Skip navigation

Records Pertaining to High Profile Terrorist Exempt Under Federal Freedom of Information Act

Records Pertaining to High Profile Terrorist Exempt Under Federal Freedom of Information Act

The U.S. Court of Appeals for the Second Circuit has held that videos and other recordings of a detained high profile terrorist were exempt from public disclosure as release of the records could incite harm against the United States.

The Center for Constitutional Rights (CCR) requested these records after news of the detainee’s treatment by the Department of Defense (DOD) and the FBI (together, the government) became public. The government ignored these requests and CCR filed suit in a trial court to order the disclosure of these records pursuant to the Freedom of Information Act (FOIA). Seeking summary judgment, the government argued that the records were exempt due to an executive order and that because the records depicted a well-known captive terrorist, the disclosure of them could be used by America’s enemies to bring harm to the United States. Agreeing, the trial court granted summary judgment in the government’s favor. CCR appealed and on September 2, 2014, the appellate court affirmed the judgment.

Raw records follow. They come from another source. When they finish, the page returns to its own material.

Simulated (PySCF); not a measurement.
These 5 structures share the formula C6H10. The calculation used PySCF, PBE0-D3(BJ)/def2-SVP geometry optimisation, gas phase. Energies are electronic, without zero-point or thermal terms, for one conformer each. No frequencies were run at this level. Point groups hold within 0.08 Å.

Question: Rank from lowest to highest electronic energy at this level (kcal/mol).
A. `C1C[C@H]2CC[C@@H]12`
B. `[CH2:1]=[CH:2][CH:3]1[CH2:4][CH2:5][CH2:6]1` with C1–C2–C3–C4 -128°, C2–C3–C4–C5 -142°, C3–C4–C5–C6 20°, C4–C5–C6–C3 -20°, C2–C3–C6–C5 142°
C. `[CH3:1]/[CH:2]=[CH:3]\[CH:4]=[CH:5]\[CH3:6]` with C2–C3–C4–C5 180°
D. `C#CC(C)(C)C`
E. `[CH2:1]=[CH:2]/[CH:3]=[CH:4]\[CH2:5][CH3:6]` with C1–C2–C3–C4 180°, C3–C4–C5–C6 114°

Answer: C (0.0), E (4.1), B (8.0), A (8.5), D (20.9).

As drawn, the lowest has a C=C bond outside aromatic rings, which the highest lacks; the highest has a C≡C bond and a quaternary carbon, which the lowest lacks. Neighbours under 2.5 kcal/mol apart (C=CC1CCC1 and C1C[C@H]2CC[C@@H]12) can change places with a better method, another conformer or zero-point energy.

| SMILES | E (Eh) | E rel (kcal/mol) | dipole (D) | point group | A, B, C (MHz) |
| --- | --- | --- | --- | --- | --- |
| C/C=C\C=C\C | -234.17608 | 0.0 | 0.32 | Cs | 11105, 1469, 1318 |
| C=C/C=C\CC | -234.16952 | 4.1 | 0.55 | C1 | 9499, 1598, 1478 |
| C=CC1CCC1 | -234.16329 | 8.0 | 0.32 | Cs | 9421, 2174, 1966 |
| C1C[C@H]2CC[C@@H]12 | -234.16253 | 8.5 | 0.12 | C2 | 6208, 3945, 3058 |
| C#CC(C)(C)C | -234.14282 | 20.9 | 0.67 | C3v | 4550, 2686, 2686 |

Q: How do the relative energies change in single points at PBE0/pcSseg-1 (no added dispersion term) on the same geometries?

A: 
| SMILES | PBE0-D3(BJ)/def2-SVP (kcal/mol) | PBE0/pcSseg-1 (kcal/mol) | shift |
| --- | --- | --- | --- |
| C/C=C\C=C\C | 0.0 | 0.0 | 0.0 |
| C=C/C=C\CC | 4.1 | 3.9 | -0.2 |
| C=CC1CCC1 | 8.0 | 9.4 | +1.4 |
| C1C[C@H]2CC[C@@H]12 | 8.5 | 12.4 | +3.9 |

Mohammed al-Qahtani, known as the “20th Hijacker,” has been detained at Guantanamo bay since February 13, 2002, for his alleged failed attempt to enter the United States as a hijacker of the planes in the September 11 terrorist attack. Leaked information of al-Qahtani’s interrogations was published in Time Magazine in 2005. The government made certain written disclosures of these events afterwards, including conditions of al-Qahtani’s confinement and his responses to interrogation. A DOD official, Susan Crawford, called al-Qahtani’s treatment “the legal definition of torture.”

On March 4, 2010, CCR sought video, audio, and pictures of al-Qahtani between 2002 and 2005 from the government pursuant to FOIA. Receiving no response, CCR filed suit in the U.S. District Court for the Southern District of New York on January 9, 2012, seeking these records. The government declared the records – allegedly none of them involving torture – to be classified under an executive order as a matter of foreign policy or domestic defense and therefore exempt from disclosure. The government also maintained that disclosure could “endanger [] the lives and physical safety” of Americans in countries such as Afghanistan, and using past examples, it described how the images “would facilitate the enemy’s ability to conduct information operations and could be used to increase anti-American sentiment.”

In reviewing FBI documents explaining the videos’ content, the district court granted summary judgment for the government. The court held that it was “both logical and plausible that [(1)] the disclosure . . . could reasonably be expected to harm national security” and that (2) the “extremists would utilize images of al-Qahtani…to incite anti-American sentiment; to raise funds, and/or to recruit other loyalists, as has occurred in the past.” Additionally, according to the district court, the latter misuse was “particularly plausible in this case, which involves a high-profile detainee, the treatment of whom…‘met the legal definition of torture.’”

Finding no conflict of law on appeal, the appellate court affirmed the judgment with similar reasoning. It rejected CCR’s two arguments that the government’s position voided FOIA’s purpose of informing the public, especially “where the information was most controversial and, accordingly, of greatest interest to the public” and that the government’s prior disclosures concerning al-Qahtani did not justify withholding the requested images – a claim rejected in the district court.” [I]mages of al-Qahtani…“the appellate court said, “may prove more effective as propaganda than previously released written records that disclose the same.”

However, as al-Qahtani was a unique case, the appellate court warned that its holding did not authorize “that every image of a specifically identifiable detainee is exempt from disclosure pursuant to FOIA, nor . . . that the government is entitled to withhold any documents that may reasonably incite anti-American sentiment.” See: Ctr. for Constitutional Rights v. CIA, 765 F.3d 161 (2d Cir. N.Y. 2014).